In her new series, "Masks and hats", Maria Kazanskaya "wanted to make it funny" just like Chagall did: just as he turned his forest this way and that, so Maria wanted the same face to appear each time on a different background, in a different medium, now with a long nose, now with a short one, now in a scarf, now in a hat---the funnier the better. The artist's face is her favorite toy, a set of make-believe armies always in the midst of battle. Maria has fearlessly sacrificed her face to her own hunger for meaning and liberation.
This series has some initial uncertainty, instability in its hurtling, thin, frightened lines. There's some brittleness, broken monologues, quotations from "Flowers", a series of paintings in which flowers are more individual than people. There are serene glimpses of nature, which must be Maria's sister---that's how familially she paints water and rocks, trees and sand; though in "Masks" the trees are superimposed, netlike, on her face, the water sparkles here and there in her eyes. And in culmination, self-assured chords of color, punctuated by screams about the pointlessness of all our efforts.
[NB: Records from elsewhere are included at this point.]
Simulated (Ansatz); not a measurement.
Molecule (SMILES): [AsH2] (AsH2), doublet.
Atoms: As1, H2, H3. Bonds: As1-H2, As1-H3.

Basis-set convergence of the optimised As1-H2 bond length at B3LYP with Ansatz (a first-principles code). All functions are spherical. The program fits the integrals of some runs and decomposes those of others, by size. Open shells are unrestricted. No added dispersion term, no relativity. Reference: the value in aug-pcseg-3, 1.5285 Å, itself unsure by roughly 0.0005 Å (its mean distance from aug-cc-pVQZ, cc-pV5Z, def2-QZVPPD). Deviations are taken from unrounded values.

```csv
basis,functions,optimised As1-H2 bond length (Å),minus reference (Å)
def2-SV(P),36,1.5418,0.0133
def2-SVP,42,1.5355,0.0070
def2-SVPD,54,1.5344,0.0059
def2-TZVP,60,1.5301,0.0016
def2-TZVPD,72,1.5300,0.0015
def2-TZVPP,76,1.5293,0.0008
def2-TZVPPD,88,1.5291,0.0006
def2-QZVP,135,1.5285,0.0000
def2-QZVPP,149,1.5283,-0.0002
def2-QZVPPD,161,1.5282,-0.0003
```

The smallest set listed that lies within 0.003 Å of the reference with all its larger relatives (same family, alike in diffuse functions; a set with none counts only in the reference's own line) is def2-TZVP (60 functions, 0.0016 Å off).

Paintings are located in space; they speak of space. It's harder to speak about time, though many things have been said about it by many people. It seems like the whole world draws, paints, designs websites and apartments. All China and many elsewhere sew beautiful dresses. The Library of Congress stores tens of millions of books.
But talent, real talent is still rare.
Maria Kazanskaya is one of a select few.
Her flowers, her rocks, her faces are not like any others. These aren't the flowers, rocks and faces that you see in tourist meccas like Carmel. Those are dead, though they hang in doctors' waiting rooms, not in morgues. All of Maria's creations are alive, flashing with the light and the shadows of her thoughts. And a self-portrait is not a mere reflection of a thought on the face of a rock or stretch of sand; it's thoroughly revealing. In her "Masks", Maria hides more than she reveals, but their paradox is that, like theatrical masks, they hide the face, but remain burningly candid.
This is an artist's thoroughly honest look at herself, time and space.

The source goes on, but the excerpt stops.